What Is Solar Wind?

Hydrogen and helium are solar wind's two major ingredients. It's no coincidence that those two elements also represent about 98 percent of the sun's chemical make-up. The extremely high temperatures associated with this star break down large quantities of both hydrogen and helium atoms, as well as those from other assorted elements like oxygen.

Energized by the intense heat, electrons start to drift away from the atomic nucleuses they once orbited. That creates plasma, a phase of matter that includes a mixture of free-ranging electrons and the nuclei they've left behind. Both carry charges: The roaming electrons are negatively charged while those abandoned nucleuses have positive charges.

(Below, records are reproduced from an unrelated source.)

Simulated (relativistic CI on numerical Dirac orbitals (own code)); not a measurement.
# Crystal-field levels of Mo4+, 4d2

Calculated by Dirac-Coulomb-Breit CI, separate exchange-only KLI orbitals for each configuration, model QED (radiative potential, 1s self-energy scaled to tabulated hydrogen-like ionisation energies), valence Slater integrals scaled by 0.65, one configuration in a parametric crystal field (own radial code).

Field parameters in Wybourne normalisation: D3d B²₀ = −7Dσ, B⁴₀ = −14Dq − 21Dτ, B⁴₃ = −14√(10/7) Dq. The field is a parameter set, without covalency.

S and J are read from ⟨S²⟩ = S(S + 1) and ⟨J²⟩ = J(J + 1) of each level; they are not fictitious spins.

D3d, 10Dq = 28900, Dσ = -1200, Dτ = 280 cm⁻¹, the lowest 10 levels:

Solar wind is made of plasma — and so is the corona. A faint layer of the sun's atmosphere, the corona starts roughly 1,300 miles (2,100 kilometers) above the solar surface and protrudes far into space. Even by solar standards, it's blisteringly hot. Temperatures within the corona can far exceed 2 million degrees Fahrenheit (1.1 million degrees Celsius), making this layer hundreds of times hotter than the actual surface of the sun beneath it.

About 20 million miles (32 million kilometers) away from that surface, portions of the corona transition into solar wind. Here, the sun's magnetic field weakens its grip on the fast-moving subatomic particles that comprise the corona.

As a result, the particles start to change their behavior. Inside the corona, electrons and nuclei move around in a somewhat orderly fashion. But those who pass that transition spot behave more erratically after doing so, like the flurries in a winter storm. Upon ditching the corona, the particles go forth into space as solar wind.

Individual solar wind streams travel at different speeds. The slow ones cover roughly 186 to 310 miles (300 to 500 kilometers) per second. Their faster counterparts put those numbers to shame, flying by at 373 to 497 miles (600 to 800 kilometers) per second.

The quickest winds come whizzing out of coronal holes, temporary patches of cool, low-density plasma that appear in the corona. These serve as great outlets for solar wind particles because open magnetic field lines run through the holes.

Basically, the open lines are highways that shoot charged particles out of the corona and into the heavens beyond. (Don't confuse them with closed magnetic field lines, looping channels along which plasma bursts out of the sun's surface and then plunges right back down into it.)

Less is known about how the slow winds form. However, their point of origin at any given time seems to be affected by the sunspot population. When these things are scarce, astronomers observe slow winds coming out of the sun's equatorial region and fast ones streaking out of the poles. But when sunspots become more common, the two kinds of solar wind appear in closer proximity to each other all across the glowing spheroid.

No matter how fast a gust of solar wind is moving as it bids the corona "farewell," it will eventually slow down. Solar winds exit the sun in all directions. By doing so, they maintain a capsule of space that houses the sun, the moon and every other body in our solar system. It's what scientists call the heliosphere.

The seemingly vacant spaces between the stars in our galaxy are actually full of interstellar medium (ISM), a cocktail that includes hydrogen, helium and amazingly small dust particles. Essentially, the heliosphere is a giant cavity surrounded by this stuff.

Rather like a super-sized onion, the heliosphere is a layered construct. The termination shock is a buffer zone far beyond Pluto and the Kuiper Belt where solar wind rapidly declines in speed. Past that point lies the heliosphere's outer boundary, a place in which the interstellar medium and solar winds become evenly matched in terms of strength.

Closer to home, the particles in solar winds are responsible for the aurora borealis ("northern lights") and aurora australis ("southern lights"). Earth has a magnetic field whose twin poles are located above the Arctic and Antarctic regions. When solar wind contacts this field, its charged particles get pushed towards those two areas. Atoms in our atmosphere become energized after they contact the winds. Said energy triggers mesmerizing light shows.

While other planets — like Venus and Saturn — also witness auroras, Earth's moon does not. And yet, solar winds might explain the existence of "lunar swirls," portions of our moon that tend to be darker or lighter in complexion than the surrounding turf.

Their origins are a mystery, but evidence collected by an ongoing NASA space mission suggests that the discolored splotches are — in effect — giant sunburn marks. Parts of the lunar surface are shielded from solar wind by small, isolated magnetic fields. But other areas are exposed. So in theory, when the winds hit those spots, they might be setting off chemical reactions that alter the hues of certain rocks.

Man-made devices are vulnerable to the traveling plasma, too. The electrical components on artificial satellites have been known to malfunction after getting bombarded by charged, subatomic particles of solar origin.